We’ve put together a list of SIPP providers that will allow you to invest in commercial property.

  • Hargreaves Lansdown: You can invest in REITs, property shares and managed property funds, but not directly in commercial property.
  • AJ Bell: You can’t invest directly in residential or commercial property through an AJ Bell SIPP although you can indirectly as with HL.
  • Interactive Investor: Due to current rules, you are not able to invest in property in an II SIPP. However, you can invest in property funds and Real Estate Investment Trusts (REITs).

How can you compare commercial property SIPP charges?

A reader has asked: I am looking to purchase a retail commercial property for £100,000 using a transfer from my personal pension into a SIPP. I just wanted to know how I find the most competitive commercial SIPP provider reference charges.

As is often the case when it comes to uncovering the fees for financial products, there is no one single point of call for ascertaining what it will cost you to buy commercial property in a SIPP.

However, there are numerous costs to consider and these do mount up. In addition to the fee for setting up the SIPP, you will also have to pay all the usual costs on the property purchase, plus an additional fee to the pension provider.

There are also yearly administration fees, rent reviews and regular property valuations.

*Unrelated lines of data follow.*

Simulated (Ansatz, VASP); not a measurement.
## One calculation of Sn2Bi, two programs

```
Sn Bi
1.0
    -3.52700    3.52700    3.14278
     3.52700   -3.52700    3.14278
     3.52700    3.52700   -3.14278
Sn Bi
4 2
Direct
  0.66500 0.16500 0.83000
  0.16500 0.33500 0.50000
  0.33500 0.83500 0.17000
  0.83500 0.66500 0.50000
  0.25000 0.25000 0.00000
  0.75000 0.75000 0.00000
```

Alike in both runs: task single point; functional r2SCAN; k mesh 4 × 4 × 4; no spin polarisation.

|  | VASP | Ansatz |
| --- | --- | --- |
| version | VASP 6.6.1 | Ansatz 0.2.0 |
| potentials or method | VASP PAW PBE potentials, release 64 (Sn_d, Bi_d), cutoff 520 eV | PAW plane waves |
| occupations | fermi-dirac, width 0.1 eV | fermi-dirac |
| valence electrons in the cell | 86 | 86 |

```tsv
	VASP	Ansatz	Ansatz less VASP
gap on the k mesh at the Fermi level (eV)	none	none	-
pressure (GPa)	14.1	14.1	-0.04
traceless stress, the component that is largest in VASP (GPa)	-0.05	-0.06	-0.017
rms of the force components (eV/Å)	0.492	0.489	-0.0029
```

Can you invest in commercial property in a SIPP?

Jonathan Drysch, at Killik, says: “I’m afraid it’s a matter of liaising directly with individual providers.  Also, there are several regulatory requirements in relation to holding commercial property within SIPPs, such as periodic valuations, so in addition to annual charges; you will need to familiarise yourself with ongoing requirements and how each provider charges in such instances.”

There is a likely tipping point where the returns on investment in the commercial property are outweighed by the fees, but this depends on the provider and, of course, the property itself.

Given the potential complexities involved, it makes sense to consider appointing a chartered financial planner who advises on a whole of market basis, to assist in identifying the most appropriate provider given your requirements.

Drysch says many SIPP providers are reluctant to work with investors who are not advised, and it is quite likely that you will pay higher fees if you try to buy the product on an unadvised basis, if you are accepted at all.

It is also worth bearing in mind that diversification is critical to help manage risk in a pension portfolio; commercial property alone may not give you enough market exposure.

While paying even more fees to a financial adviser may not seem palatable, the long-term costs of getting an investment decision of this magnitude wrong might make that initial cost for advice worth every penny.